Abstract

Various optimization problems in engineering and management are formulated as nonlinear programming problems. Because of the nonconvexity nature of this kind of problems, no efficient approach is available to derive the global optimum of the problems. How to locate a global optimal solution of a nonlinear programming problem is an important issue in optimization theory. In the last few decades, piecewise linearization methods have been widely applied to convert a nonlinear programming problem into a linear programming problem or a mixed-integer convex programming problem for obtaining an approximated global optimal solution. In the transformation process, extra binary variables, continuous variables, and constraints are introduced to reformulate the original problem. These extra variables and constraints mainly determine the solution efficiency of the converted problem. This study therefore provides a review of piecewise linearization methods and analyzes the computational efficiency of various piecewise linearization methods.

1. Introduction

Piecewise linear functions are frequently used in various applications to approximate nonlinear programs with nonconvex functions in the objective or constraints by adding extra binary variables, continuous variables, and constraints. They naturally appear as cost functions of supply chain problems to model quantity discount functions for bulk procurement and fixed charges. For example, the transportation cost, inventory cost, and production cost in a supply chain network are often constructed as a sum of nonconvex piecewise linear functions due to economies of scale [1]. Optimization problems with piecewise linear costs arise in many application domains, including transportation, telecommunications, and production planning. Specific applications include variants of the minimum cost network flow problem with nonconvex piecewise linear costs [27], the network loading problem [811], the facility location problem with staircase costs [12, 13], the merge-in-transit problem [14], and the packing problem [1517]. Other applications also include production planning [18], optimization of electronic circuits [19], operation planning of gas networks [20], process engineering [21, 22], engineering design [23, 24], appointment scheduling [25], and other network flow problems with nonconvex piecewise linear objective functions [7].

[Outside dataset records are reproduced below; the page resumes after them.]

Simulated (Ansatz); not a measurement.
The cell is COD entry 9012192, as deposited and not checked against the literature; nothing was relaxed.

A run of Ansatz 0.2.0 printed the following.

Various methods of piecewisely linearizing a nonlinear function have been proposed in the literature [2639]. Two well-known mixed-integer formulations for piecewise linear functions are the incremental cost [40] and the convex combination [41] formulations. Padberg [35] compared the linear programming relaxations of the two mixed-integer programming models for piecewise linear functions in the simplest case when no constraint exists. He showed that the feasible set of the linear programming relaxation of the incremental cost formulation is integral; that is, the binary variables are integers at every vertex of the set. He called such formulations locally ideal. On the other hand, the convex combination formulation is not locally ideal, and it strictly contains the feasible set of the linear programming relaxation of the incremental cost formulation. Then, Sherali [42] proposed a modified convex combination formulation that is locally ideal. Alternatively, Beale and Tomlin [43] suggested a formulation for the piecewise linear function similar to convex combination, except that no binary variable is included in the model and the nonlinearities are enforced algorithmically, directly in the branch-and-bound algorithm, by branching on sets of variables, which they called special ordered sets of type 2 (SOS2). It is also possible to formulate piecewise linear functions similar to incremental cost but without binary variables and enforcing the nonlinearities directly in the branch-and-bound algorithm. Two advantages of eliminating binary variables are the substantial reduction in the size of the model and the use of the polyhedral structure of the problem [44, 45]. Keha et al. [46] studied formulations of linear programs with piecewise linear objective functions with and without additional binary variables and showed that adding binary variables does not improve the bound of the linear programming relaxation. Keha et al. [47] also presented a branch-and-cut algorithm for solving linear programs with continuous separable piecewise-linear cost functions. Instead of introducing auxiliary binary variables and other linear constraints to represent SOS2 constraints used in the traditional approach, they enforced SOS2 constraints by branching on them without auxiliary binary variables.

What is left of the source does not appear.